The New Face of Digital Capitalism: Capturing the User

This shift is no coincidence.
It fits a clear economic logic: a trapped user is worth more than a free customer.

When you buy software, the company earns money once.
When you rent software, it earns money every month, forever.

This is the subscription economy, and companies love it.

But for users, it amounts to slow, organized dispossession.

We are no longer buyers.
We are recurring revenue streams.

It’s the same mechanism as smartphones: glued batteries, proprietary parts, restricted repairs — all to keep you locked inside an ecosystem.

Subscriptions are the digital equivalent of this cage.

The Great Illusion: “You Have Access to Everything”

Another subtle manipulation often heard:

“With a subscription, you get access to thousands of items — it’s better than buying.”

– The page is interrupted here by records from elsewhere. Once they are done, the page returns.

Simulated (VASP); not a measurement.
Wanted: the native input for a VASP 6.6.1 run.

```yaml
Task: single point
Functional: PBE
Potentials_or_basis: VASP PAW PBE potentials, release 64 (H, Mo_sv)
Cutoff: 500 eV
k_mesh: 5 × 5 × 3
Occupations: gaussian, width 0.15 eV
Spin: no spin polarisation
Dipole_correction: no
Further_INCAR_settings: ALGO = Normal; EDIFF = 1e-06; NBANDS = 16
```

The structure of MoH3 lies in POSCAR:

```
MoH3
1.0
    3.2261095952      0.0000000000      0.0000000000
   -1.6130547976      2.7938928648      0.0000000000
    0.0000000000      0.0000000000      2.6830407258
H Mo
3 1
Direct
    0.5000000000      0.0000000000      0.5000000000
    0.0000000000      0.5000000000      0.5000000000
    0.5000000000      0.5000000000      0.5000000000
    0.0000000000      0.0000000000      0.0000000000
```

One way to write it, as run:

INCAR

But this so-called “unlimited access” depends on three fragile conditions:

  1. the company must continue to exist
  2. it must maintain its catalog
  3. you must keep paying indefinitely

This is conditional, revocable access.

We assume Spotify, Netflix, or Apple Music will last forever.
But who predicted the fall of:

  • MySpace?
  • MSN Messenger?
  • Vine?
  • Grooveshark?
  • Nokia?
  • BlackBerry?
  • Flickr?
  • Google+?
  • Deezer Elite (discontinued)?

Today’s giants can collapse tomorrow, replaced by a new technology, a more convenient system, or an entirely different model.

And when they fall, they will take our digital libraries with them.

Music: The Test Laboratory for a Model Now Spreading Everywhere

The music industry was the testing ground.

Before streaming:

  • people bought albums, singles, digital files
  • artists sold their work
  • users built personal libraries

With streaming:

  • users own nothing
  • artists depend entirely on platforms
  • catalogs can be altered, removed, censored
  • music becomes a stream, not a heritage

And now this model is spreading to:

  • video
  • games
  • software
  • VSTs
  • sound libraries
  • sheet music
  • images
  • AI tools

Everything that used to be downloadable and archivable is becoming a temporary service.

The Danger: We Are Losing Our Cultural Memory

This is perhaps the darkest consequence.

When everything is on the cloud, locked behind subscriptions and temporary licenses, there is no real digital heritage left.

Tomorrow, a company can decide to:

  • remove a film due to licensing
  • censor a show
  • disable an “obsolete” plug-in
  • force updates that replace old versions
  • increase prices and make you follow
  • shut down a service and delete its content

We are no longer masters of what we consume.
We are tenants of our own culture.

If this model continues, we are heading for a world where:

  • nothing can be archived
  • nothing can be transmitted
  • nothing can be preserved
  • nothing truly belongs to us

It is a programmed digital amnesia.

Escaping the Trap: Reclaiming Digital Ownership

Several forms of resistance exist.

1. Support Alternative Models

  • Buy from platforms that offer perpetual downloads (Bandcamp, GOG, independent developers)
  • Choose software with one-time purchases
  • Favor VSTs with perpetual licenses

2. Archive, Save, Own

Download, store, and preserve what you can offline.

It’s inconvenient.
But it’s a political act.

3. Demand Laws Protecting Digital Ownership

Some countries are starting to consider legislation requiring that:

If a product exists, consumers must have the option to buy and keep it.

4. Support Creators Who Resist the Subscription Trend

Musicians, developers, and producers who still sell perpetual licenses need support now more than ever.

Subscriptions Are Not Progress — They Are a Hidden Regression

We live in a strange paradox:
technology gives us access to everything… but takes ownership of everything away.

It opens the door while chaining us to the doorstep.

Subscriptions can be convenient, but they must not become the only option.
Without vigilance, we are heading toward a world where everything is temporary, disposable, locked.

A world where we no longer own our films, our tools, our creations, or our culture.

It is up to us to say:
No. What I pay for, I want to own. I want to keep. I want to control.

The battle for digital ownership has only just begun.